20 Eylül 2010 Pazartesi

Two Sides of The Economy…

Summary: The latest data disclosures support our long-held view for a high growth rate for this year, while we also realize that the divergence between domestic and external demand has turned more visible. This outlook would unlikely change the monetary stance of the Central Bank, but ease the downside risks on the policy rates. The Bank is more likely to respond via instruments other than interest rate in case this divergence continues. Separately, the fresh budget figures seem to be relieving for the Bank, who emphasized that they would be monitoring the implementation at the absence of fiscal rule.

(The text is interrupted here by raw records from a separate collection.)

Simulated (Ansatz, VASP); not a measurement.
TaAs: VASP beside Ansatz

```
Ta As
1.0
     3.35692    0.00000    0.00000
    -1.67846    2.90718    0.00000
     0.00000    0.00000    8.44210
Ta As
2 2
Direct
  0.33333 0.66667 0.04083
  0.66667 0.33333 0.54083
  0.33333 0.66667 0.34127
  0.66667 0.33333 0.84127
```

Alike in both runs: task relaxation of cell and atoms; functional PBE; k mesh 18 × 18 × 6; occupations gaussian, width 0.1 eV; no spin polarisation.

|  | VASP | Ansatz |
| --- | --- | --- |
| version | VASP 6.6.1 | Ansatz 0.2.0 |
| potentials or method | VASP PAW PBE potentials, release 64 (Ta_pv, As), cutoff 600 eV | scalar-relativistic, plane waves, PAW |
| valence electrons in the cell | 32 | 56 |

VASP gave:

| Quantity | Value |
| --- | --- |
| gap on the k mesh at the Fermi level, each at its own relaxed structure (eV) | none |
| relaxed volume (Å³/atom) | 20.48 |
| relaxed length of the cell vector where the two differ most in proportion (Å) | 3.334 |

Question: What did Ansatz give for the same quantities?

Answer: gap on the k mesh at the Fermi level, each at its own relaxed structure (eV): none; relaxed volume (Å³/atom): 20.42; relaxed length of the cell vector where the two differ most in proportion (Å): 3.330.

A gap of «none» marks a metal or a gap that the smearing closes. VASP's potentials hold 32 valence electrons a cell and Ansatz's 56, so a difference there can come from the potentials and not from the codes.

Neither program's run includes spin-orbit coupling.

The data disclosures over the recent term suggest that divergence between growth rates of domestic and external demand has turned more apparent in Turkey. The Consumption Index reached all time high in August, posting around 20% y/y gains in each of the last two months, while the annual expansion in the domestic loans climbed above 35%. Meanwhile, the unemployment rate remained on a steep decline pattern and more importantly the seasonally adjusted rate receded to its lowest level since October 2008. Also, after the limited drop in May, the economy continued to generate jobs in June, as was valid in the m/m increase of 161K in the total payrolls (the average increase in the first five months was 100K). The consumption and investment contribitued above-expected 4.5 pp and 5.9 pp to the overall GDP growth in Q2. Despite this healthy domestic demand outlook, the industrial output has lost pace over the last months due to the slowdown in exports. The seasonally adjusted industrial output could only recoup by 0.3% m/m in June atop of the sharp 2.2% slump in June. Note also that the net exports erased some 1.6 pp off the GDP in Q2. Nevertheless, Q2 GDP came better than expected; posting a seasonally adjusted quarterly growth rate of 3.7% and GDP level has reached mildly above its pre-crisis peak. The fresh data disclosures such as the increase in current account deficit, improvement in labor market and budget performance, suggest a slightly better economic outlook. On the contrary, the leading indicators of economic activity indicate that economy would enter to a somewhat slower pace in the third quarter and display a flattish trend. Separately, as we approach to a period where the weak base effect would fade off, the Turkish economy is likely to post more conservative single-digit growth rates in the following quarters (we expect around 6% growth in Q3, followed by 4% in the following quarters). In other words, we stick to our baseline scenario that includes below-potential growth rate and slow recovery.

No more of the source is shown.